Federal loan guarantees for clean energy projects: Additionality and commercialization
Tuesday, 14 October 2014: 9:40 AM
Chris Juchau, M.B.A. & M.S.N.E.
,
Energy Policy Institute, Boise State University, Boise, ID
The US federal government began using loan guarantee programs to support the commercialization of clean energy technologies in the mid-1970s. The programs were implemented as part of a broader energy policy initiative that was influenced by the growing environmental movement and triggered by energy security concerns in the wake of the 1973 Arab Oil Embargo. The primary goal of such loan guarantee programs has been to reduce commercial deployment timelines by inducing private sector lenders to provide credit to projects incorporating targeted classes of energy technology. Although multiple studies concerning clean energy loan guarantee programs have been conducted, those studies have largely focused on secondary factors such as default costs, employment estimates, specific project outcomes, and critiques of program management. The analysis presented in this paper fills a gap in the literature by presenting a test for the primary means and end of the programs: inducing credit market additionality to accelerate technology commercialization.

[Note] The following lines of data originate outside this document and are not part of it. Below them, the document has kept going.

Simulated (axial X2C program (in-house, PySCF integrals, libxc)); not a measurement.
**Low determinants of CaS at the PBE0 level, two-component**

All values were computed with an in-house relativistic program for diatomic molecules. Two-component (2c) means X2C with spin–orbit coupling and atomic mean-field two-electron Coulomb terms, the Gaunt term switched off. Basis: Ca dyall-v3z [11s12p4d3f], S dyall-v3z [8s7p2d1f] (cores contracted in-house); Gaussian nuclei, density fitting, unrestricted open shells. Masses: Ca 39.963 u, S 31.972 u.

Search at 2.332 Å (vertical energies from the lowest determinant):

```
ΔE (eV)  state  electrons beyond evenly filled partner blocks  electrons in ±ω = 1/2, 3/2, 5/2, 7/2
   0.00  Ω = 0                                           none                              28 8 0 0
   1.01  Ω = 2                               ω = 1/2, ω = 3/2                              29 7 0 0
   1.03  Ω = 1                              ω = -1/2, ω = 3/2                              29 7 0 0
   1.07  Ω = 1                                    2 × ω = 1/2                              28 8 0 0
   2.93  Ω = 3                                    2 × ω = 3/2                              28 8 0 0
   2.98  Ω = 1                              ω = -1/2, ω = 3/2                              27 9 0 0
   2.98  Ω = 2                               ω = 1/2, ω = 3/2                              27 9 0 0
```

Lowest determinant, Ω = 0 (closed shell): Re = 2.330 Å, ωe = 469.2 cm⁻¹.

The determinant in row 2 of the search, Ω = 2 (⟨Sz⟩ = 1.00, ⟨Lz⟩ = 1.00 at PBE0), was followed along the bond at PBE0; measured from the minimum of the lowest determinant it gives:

The work to be presented reviewed past and present clean energy loan guarantee programs in the United States and evaluated those programs in terms of the likelihood that a given program succeeded in both generating credit market additionality and aiding the commercialization of a given energy technology. Eight clean energy loan guarantee programs, going back four decades and encompassing 56 different projects, were identified and evaluated. Of those 56 projects, eight were found to represent likely instances of credit market additionality in support of commercialization. Although further study is recommended, the results suggest that loan guarantee programs have played a minimal role in bringing new energy technologies to market and may not generate the social benefits necessary to justify program costs.